Question

In a recent survey, 60% of the community favored building a health center in their neighborhood. If 14 citizens are chosen, find the probability that exactly 5 of them favor the building of the health center.

Answer 1

Answer:

Probability that exactly 5 of them favor the building of the health center is 0.0408.

Step-by-step explanation:

We are given that in a recent survey, 60% of the community favored building a health center in their neighborhood.

Also, 14 citizens are chosen.

The above situation can be represented through Binomial distribution;

$P(X=r) = \binom{n}{r}p^{r} (1-p)^{n-r} ; x = 0,1,2,3,.....$

where, n = number of trials (samples) taken = 14 citizens

         r = number of success = exactly 5

        p = probability of success which in our question is % of the community

              favored building a health center in their neighborhood, i.e; 60%

LET X = Number of citizens who favored building of the health center.

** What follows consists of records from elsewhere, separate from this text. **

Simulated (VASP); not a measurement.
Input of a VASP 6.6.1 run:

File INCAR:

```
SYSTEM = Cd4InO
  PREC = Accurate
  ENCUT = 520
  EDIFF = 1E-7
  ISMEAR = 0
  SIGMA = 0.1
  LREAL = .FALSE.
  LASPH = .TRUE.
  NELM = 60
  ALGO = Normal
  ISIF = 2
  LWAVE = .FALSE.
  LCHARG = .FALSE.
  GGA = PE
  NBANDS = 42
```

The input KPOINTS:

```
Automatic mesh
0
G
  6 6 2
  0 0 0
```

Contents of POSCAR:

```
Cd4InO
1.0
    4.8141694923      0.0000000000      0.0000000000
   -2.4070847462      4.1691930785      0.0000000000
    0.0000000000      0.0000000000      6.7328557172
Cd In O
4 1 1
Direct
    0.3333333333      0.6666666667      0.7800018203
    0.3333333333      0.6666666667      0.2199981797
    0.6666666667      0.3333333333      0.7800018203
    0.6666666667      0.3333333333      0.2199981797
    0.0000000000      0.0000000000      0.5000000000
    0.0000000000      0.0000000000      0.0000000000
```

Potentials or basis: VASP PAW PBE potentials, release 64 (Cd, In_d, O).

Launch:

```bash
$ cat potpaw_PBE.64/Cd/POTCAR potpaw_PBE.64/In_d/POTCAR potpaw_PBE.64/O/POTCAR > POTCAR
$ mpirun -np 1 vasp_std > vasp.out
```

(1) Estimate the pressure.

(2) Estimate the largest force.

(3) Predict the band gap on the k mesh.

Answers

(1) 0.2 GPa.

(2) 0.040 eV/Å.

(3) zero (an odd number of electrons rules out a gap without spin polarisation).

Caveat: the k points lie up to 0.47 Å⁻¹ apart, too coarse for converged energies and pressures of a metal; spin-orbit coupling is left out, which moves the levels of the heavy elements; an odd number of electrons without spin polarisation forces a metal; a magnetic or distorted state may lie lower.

So, it means X ~ $Binom(n=14, p=0.60)$

Now, Probability that exactly 5 of them favor the building of the health center is given by = P(X = 5)

        P(X = 5) = $\binom{14}{5} \times 0.60^{5} \times (1-0.60)^{14-5}$

                      = $2002 \times 0.60^{5} \times 0.40^{9}$

                      = 0.0408

Therefore, Probability that exactly 5 of them favor the building of the health center is 0.0408.